We, or actually I, was talking about Rod Stewart and was looking out loud for a song and Henry said, “Do you think I’m sexy?” and then started singing it and he said, “No, not the song, I was really asking, do you think I’m sexy?” So I said plain and simple, “Yes.” And then I sort of changed the subject and I was telling him that I liked it when he sounded athorative [sic.] but I was laughing so now he’s afraid his kids’ll laugh at him. This is the worst my body has ever looked and it’s only going downhill. Bodies can and do keep getting worse. Well, I have a little mini vacation coming. Good I’m tired of working and I hate my job. Or do I really? I don’t like getting bored. I don’t like putting books away. I don’t like customers when I don’t like them. I don’t like Lori. K.C. makes me depressed – the woman’s never had a boyfriend and I doubt that the thought of a girlfriend has seriously crossed her mind.
Henry said something sexual – about blowing – to me. It was very funny. Asked me if I knew how. I lied and said yes. It really was a joke that had nothing to do with what you’re thinking.
… You worthless bitch
You fickle shit …
… I’ll still be here as strong as you
and walk away in spite of you …
Bauhaus
I wonder if he actually considered my answer to the sexy question. If I would have pressed then, he probably would’ve passed it off as a joke. These rice cakes taste like crap and they’re getting stuck in my teeth. My little baby is very cute. I think she’s growing. With the amount of food she eats she should be.
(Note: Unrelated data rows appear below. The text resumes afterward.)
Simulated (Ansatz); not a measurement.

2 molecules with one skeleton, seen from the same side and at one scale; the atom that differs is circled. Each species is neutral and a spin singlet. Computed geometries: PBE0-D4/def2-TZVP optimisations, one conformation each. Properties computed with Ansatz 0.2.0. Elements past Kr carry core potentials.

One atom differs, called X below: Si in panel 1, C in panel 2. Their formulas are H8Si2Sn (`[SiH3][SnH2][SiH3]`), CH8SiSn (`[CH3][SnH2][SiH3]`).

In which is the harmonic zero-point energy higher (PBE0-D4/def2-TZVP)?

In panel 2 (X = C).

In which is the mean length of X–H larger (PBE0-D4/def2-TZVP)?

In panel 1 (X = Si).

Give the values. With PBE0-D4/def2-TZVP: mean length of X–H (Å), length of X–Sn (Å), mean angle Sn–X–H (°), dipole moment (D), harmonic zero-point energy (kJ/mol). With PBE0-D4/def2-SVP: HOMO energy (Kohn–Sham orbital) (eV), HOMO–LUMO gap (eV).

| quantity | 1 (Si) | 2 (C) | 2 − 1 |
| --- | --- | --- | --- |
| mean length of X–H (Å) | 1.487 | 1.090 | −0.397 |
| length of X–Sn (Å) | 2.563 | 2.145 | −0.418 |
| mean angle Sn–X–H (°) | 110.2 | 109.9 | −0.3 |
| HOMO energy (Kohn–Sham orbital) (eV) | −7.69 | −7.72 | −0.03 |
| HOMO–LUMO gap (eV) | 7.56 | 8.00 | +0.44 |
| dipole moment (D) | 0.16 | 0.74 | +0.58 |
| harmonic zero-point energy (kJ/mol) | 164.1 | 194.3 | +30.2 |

When I mentioned a group he didn’t know very well, he said, “I’m not really familiar with their stuff.” How formal and when he says “I don’t really care for it.” Oh. I don’t know why things like that get me off but they do. How each time we get on the phone he does something different. When he raises his voice. Whenever he tells me what to do. When he says my name. His voice deep slow calm. Not dumb sounding like he really has nothing to say. He’s not always saying weeell and uuuh that’s very annoying. Gosh I really do like him. But have a just talked myself into it? If so oh well ’cause I like him now. A lot. I think about him and I do get dreamy-eyed ’cause I just want to be in his arms. Goofy I know. I want to kiss him for hours. What does he want from me? Are we ever going to have sex? Am I ever going to have sex? DJ says there are so many that looking back you wonder how you could have looked ahead wondering. Will that sentence ever make sense? I want to have a baby and Henry wants to have kids now so he can do stuff with them while he’s still young. Is that a perfect match or what? You’d think we went to a computer dating service or something. I match my sheets. I like this color. My eyes are half shut.